I want to discuss switching performance parameters--------Mpps and fabric bandwidth.

To make my point, I use a small switch of only 4 ports(100Mb)

Ideal fabric bandwidth:

=2*(total bandwidth of port)

=2*(100+100+100+100)

=2*(400)

=800 Mbs.

Is it non-blocking fabric bandwidth?

My understanding is any fabric bandwidth that would not cause any packet drop at full load, is termed as non-blocking fabric bandwidth.

But does it have to be twice the total bandwidth? how about 500Mbs which is still higher than 400Mbs, would it be regarded as non-blocking fabric band- width?

thanks a lot!

3 Accepted Solutions

Accepted Solutions

Jon Marshall
Hall of Fame
Hall of Fame

Sarah

800Mbs switch fabric would allow 4 x 100Mb ports to run without any blocking.

500Mbs switch fabric would not allow 4 x 100Mb to run without blocking.

When talking about port speed as you say you need to multiply by 2 to get full duplex. So anything above 800Mbs switch fabric for 4 x 100Mbps ports would be non-blocking. Anything below might block.

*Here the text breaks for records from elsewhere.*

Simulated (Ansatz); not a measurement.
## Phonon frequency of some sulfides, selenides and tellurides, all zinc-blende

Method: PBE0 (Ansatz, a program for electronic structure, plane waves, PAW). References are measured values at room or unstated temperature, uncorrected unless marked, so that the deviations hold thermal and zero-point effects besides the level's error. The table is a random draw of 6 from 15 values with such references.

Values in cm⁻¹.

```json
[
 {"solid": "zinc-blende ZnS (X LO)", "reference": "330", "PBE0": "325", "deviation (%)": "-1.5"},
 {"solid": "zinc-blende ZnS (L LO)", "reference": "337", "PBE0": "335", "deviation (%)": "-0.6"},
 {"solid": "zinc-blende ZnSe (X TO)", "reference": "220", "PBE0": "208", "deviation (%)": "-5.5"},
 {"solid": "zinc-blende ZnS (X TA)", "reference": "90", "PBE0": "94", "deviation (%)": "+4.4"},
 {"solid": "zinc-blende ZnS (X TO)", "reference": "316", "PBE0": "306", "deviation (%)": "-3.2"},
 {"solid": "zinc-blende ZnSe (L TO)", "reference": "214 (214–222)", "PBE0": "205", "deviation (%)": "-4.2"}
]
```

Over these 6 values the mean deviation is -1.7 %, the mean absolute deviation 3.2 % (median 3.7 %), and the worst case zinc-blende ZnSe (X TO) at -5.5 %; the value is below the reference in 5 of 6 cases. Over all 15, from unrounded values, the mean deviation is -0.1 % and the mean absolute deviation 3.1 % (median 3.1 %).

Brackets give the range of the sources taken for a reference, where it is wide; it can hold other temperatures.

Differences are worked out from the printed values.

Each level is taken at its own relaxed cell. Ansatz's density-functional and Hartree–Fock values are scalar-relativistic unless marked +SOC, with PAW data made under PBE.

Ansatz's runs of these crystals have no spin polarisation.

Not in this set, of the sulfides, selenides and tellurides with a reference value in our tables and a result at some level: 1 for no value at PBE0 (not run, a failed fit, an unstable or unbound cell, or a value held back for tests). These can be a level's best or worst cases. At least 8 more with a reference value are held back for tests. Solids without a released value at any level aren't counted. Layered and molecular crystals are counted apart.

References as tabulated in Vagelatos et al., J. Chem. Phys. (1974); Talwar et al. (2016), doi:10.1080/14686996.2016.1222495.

It's important to understand that it only might block ie. you have 500Mbps switch fabric and 4 x 100Mbs full duplex, But if the individual ports do not transmit traffic at 100Mbps full duplex all at the same time then you may very well not get blocking. But this is not the same as when we talk of a non-blocking switch architecture.

Jon

View solution in original post

Joseph W. Doherty
Hall of Fame
Hall of Fame

Non-blocking switch fabric often is a reference to a fabric bandwidth design provide enough bandwidth that all the ports bandwith can be supported (such as your example's 800 Mbps), but non-blocking might also reference not having a "head of line" blocking architecture.

Since it's possible for multiple ports to want to send packets to the same port (e.g. ports 1, 2 and 3 all want to send to port 4), port 4 might congest. If it does, different fabric designs can queue either at input or output. The input design can make for a problem, though.

Assume ports 1 and 2 are sending to port 3 although each of ports 1 and 2 are only sending at an average of 50%. Also assume port 4 is sending almost all its traffic to port 1 but occasionally has a single packet to also send to port 3. Everytime port 4 sends a packet to port 3, that packet has to queue into the streams from ports 1 and 2. If the port 4 packet directed to port 3 delays following packets directed to port 1 (similar to a line of traffic waiting behind someone trying to make a left because there's on-coming traffic yet the road ahead is clear), you have head-of-line blocking. If it doesn't (similar to having a dedicated left turn lane), you have a non-(head-of-line)-blocking architecture.

View solution in original post

"If buffer is full, then packet would be dropped. Am I correct? "

Yes, because the egress port would become the bottleneck. If the other 3 ports were sending full speed to port 4, once the output queue fills, 2 out 3 packets would be dropped.

PS:

If traffic was all TCP, it would see the drops, so ports 1, 2 and 3 should slow down to about 1/3 transmission rate. Most non-TCP traffic would not slow down and you can obtain a high drop.

View solution in original post

6 Replies 6

Jon Marshall
Hall of Fame
Hall of Fame

Sarah

800Mbs switch fabric would allow 4 x 100Mb ports to run without any blocking.

500Mbs switch fabric would not allow 4 x 100Mb to run without blocking.

When talking about port speed as you say you need to multiply by 2 to get full duplex. So anything above 800Mbs switch fabric for 4 x 100Mbps ports would be non-blocking. Anything below might block.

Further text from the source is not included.